Martin L. Shoemaker said...

Or in the modern version:

liberal (ˈlɪbərəl, ˈlɪbrəl)

— adj
1. relating to or having social and political views that favour progress and reform, where progress and reform are defined as identity politics in service to collectivism.

2. relating to or having policies or views advocating individual freedom, as long as the individual freely chooses to do what the State wishes.

3. giving and generous in the income earned by others.

4. tolerant of other people, as long as those people are neither conservative, religious, nor white males.

5. abundant; lavish: a liberal helping of other people's money.

6. not strict; free: a liberal interpretation of laws, allowing them to mean precisely opposite their original meaning.
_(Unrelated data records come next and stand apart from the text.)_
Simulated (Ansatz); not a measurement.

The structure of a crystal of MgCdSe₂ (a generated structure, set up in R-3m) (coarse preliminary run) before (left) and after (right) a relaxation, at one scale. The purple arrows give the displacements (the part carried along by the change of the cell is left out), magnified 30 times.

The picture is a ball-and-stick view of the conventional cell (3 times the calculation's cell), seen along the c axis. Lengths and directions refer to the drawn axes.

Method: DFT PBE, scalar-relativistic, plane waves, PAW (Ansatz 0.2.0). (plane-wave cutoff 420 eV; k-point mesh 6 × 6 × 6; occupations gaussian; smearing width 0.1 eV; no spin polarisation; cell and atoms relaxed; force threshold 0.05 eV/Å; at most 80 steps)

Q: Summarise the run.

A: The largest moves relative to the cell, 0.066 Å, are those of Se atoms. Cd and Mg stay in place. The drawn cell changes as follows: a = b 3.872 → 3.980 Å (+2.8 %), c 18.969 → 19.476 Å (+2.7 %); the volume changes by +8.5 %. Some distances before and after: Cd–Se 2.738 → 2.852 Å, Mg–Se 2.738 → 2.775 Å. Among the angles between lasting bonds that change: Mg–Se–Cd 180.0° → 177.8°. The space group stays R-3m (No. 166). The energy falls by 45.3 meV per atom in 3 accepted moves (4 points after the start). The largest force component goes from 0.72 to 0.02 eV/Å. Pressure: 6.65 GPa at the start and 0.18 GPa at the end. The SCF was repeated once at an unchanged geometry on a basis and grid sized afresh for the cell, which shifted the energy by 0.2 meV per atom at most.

7. of or relating to an education that aims to develop approved cultural viewpoints and intellectual conformity.

wv: fifyinen - fixed it for you; it needed extra nuance.

SteveR said...

8. None of the above

Lincolntf said...

Liberal: Favoring diversity in all things except the one that matters, thought.

peter hoh said...

Madison Man, as I read the books, it seemed to me that Dobby's response to Harry went beyond gratitude. I can't say whether it seems that way in the movies. I would agree with the rest of your analysis, but it's also true that Sirius took his house-elf for granted, too.

MamaM said...

Which "boy" is HD addressing this time?

Martin L. Shoemaker said...

peter hoh said...

I would agree with the rest of your analysis, but it's also true that Sirius took his house-elf for granted, too.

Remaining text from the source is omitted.